THE magnificent sight of the Tall Ships Race, or as the French call it The Armada, called in at Rouen in the Seine Maritime department of Normandy, before heading to the UK.
Here Coral writes about her experience of visiting the event, but also some of the difficulties she faced as a disabled visitor during a trip with family and friends:
While on holiday in the area I took time to go and see the tall ships as they were in the port at Rouen, before they left in style on July 14.
There were due to be around 30 ships taking part, as well as free concerts and firework displays every evening, plus the chance to enjoy international shops, local restaurants and bars, the crowning of Miss Armada, an interfaith mass and the Grand Parade of Tall Ships on Bastille Day.

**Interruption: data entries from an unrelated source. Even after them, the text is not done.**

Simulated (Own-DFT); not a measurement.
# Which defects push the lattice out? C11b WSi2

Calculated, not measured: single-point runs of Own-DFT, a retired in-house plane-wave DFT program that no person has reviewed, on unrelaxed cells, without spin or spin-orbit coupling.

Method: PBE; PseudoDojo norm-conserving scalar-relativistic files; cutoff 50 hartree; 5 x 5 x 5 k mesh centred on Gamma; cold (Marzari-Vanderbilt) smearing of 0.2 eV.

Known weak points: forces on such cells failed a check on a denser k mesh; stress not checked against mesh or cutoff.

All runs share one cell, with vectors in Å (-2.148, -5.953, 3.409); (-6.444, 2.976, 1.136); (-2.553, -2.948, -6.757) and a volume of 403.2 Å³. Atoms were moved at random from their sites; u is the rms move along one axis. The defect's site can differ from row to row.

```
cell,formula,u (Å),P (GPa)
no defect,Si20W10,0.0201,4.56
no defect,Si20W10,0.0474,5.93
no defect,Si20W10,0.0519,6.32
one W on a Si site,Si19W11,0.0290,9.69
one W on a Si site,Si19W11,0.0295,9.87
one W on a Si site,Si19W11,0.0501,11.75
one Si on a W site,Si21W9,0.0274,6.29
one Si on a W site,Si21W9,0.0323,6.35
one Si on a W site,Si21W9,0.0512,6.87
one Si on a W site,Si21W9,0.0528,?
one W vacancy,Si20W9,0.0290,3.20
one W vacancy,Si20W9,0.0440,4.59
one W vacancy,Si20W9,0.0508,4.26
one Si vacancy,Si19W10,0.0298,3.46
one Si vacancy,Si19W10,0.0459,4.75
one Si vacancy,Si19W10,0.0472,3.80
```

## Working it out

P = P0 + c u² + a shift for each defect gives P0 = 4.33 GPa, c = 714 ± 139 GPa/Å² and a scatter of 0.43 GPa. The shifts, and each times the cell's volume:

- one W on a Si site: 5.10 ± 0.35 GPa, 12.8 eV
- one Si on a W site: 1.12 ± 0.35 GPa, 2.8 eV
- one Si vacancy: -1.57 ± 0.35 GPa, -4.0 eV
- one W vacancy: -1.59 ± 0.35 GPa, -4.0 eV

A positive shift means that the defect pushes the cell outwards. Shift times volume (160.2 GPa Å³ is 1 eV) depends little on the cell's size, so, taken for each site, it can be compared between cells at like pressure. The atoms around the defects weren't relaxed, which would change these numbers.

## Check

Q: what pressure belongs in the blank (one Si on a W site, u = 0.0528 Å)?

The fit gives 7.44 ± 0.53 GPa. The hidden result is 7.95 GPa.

Other events on offer were lunch aboard three of the ships, the ability to tour some of the ships and a four day rowing race from Paris to Rouen.
My husband and I were staying with English friends on the border of Normandy and the Mayenne, which by motorway was an hour and a half from Rouen. The distance and attraction of seeing the ships tempted us to make the journey.
Arriving in Rouen we were directed to a park and ride area at an exhibition centre which they opened to provide toilet facilities with easy access, which is an important factor for people like myself who are disabled.
A navette, which was not just a bus but a bendy bus, offered cheap tickets and, seeing the wheelchair, the organisers shut the doors and the bus lowered with a large wheeze before a ramp slid out from under the door.
There was a specific space for the chair and when we arrived at the port the other passengers had to wait until the bus lowered and the ramp appeared for me to get off before they could leave.
After the pleasure of the park and ride we were disappointed to find no notices directing us to the port itself. We had lunch in a nearby restaurant and on our way back to the port, we could see the sails of the boats, we found a stand selling programmes hidden from view of the bus.
Crossing the road we were faced with a long flight of steps and no directions for disabled access. My husband had to push me along a main road, with lorries passing by my shoulder, to gain access.
We were approached immediately by a researcher asking what we thought of the event and what we had done so far. We told her we hadn't done anything yet but we disappointed by the disabled access.
"We hadn't thought about that," she said.
"But," I replied. "You have the Tenacious which is crewed by disabled people, how do they access the quay?"
"I don't know," she answered.
Access along the quay was good but I wasn't able to visit any of the ships as the access wasn't suitable, and while we were there the Tenacious wasn't open to visitors.
We saw people on the river buses which gave visitors the chance to see the ships on both sides of the quay, something I was unable to do.
Accessing the river bus looked difficult and to get to the bridge over the river was a feat in itself. We took this route, as advised by the researcher to exit the event.
We had to walk to the end of the quay, she said, then there was a ramp. We reached the end of the ramp only to find a barrier over which my husband and our friend had to lift me, help our friend's wife, then lift the wheelchair. We were faced with a road which we crossed and the ramp?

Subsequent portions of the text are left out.